- cross-posted to:
- meta
- cross-posted to:
- meta
One of the things that the recent addition of the Feeds feature highlighted was how many cross-posts / duplicate posts there are. When you display posts from linux@lemmy.world, linux@programming.dev, linux@lemmy.ml, etc all the cross-posts make it get repetitive, really fast. The same thing happens on the home feed too although it’s a bit less obvious because there’s a wider range of subjects involved.
Except now, it doesn’t, because PieFed de-duplicates your feed! And your home page, and your topics. Attached to this post is a screenshot showing how it works out - an article posted to 7 different places is only shown once despite me having joined most of those communities.
We’re still figuring out whether it’s a good idea to merge all the comments from all the cross-posts into one page and how to do that in a way that respects the different culture/rules in the communities that the posts were made in. It’s a tricky UX and social question.
I’ve held off on adding a cross-post function to PieFed until now but it’ll be added soon.
Ragrding merging comments, I think it’s best to keep it as it is - let the user choose which thread they are in and which comment section they participate in. :)
Same - I often click through the cross-post menu to read all the comments for a thread, but combining them would be problematic.
Unless they were sequentially after one another, but then you’d still want a cross-post type of menu to jump to one, and once there to jump to the next… and so on. Meh, it could be done, but it’s not really a priority for me compared to other things.

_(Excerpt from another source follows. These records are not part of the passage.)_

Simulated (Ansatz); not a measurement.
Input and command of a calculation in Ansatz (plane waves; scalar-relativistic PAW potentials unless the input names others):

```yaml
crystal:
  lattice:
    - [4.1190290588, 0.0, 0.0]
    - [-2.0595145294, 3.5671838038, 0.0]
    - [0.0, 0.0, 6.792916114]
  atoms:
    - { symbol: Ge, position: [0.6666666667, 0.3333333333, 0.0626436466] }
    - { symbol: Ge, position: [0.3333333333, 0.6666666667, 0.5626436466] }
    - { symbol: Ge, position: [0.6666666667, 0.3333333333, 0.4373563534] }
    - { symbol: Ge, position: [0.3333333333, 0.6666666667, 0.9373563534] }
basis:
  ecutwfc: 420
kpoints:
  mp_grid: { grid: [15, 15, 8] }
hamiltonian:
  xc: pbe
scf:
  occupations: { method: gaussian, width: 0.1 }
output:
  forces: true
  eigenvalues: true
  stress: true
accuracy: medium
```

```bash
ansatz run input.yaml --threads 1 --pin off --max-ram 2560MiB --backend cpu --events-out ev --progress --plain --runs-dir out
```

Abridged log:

more importantly: different communites, different rules. If i want serious discussion on a topic, i can visit the community that enforces serious discussion. if i want some fun with it and see memes and shitpost comments to that topic, i go to the other community.
but i can not have a serious discussion post if it is enriched with memes from an other community.
i LOVE getting an overview of cross-posts. this allows me to learn about other communities, how active they are and how important or wide-spread a topic might be.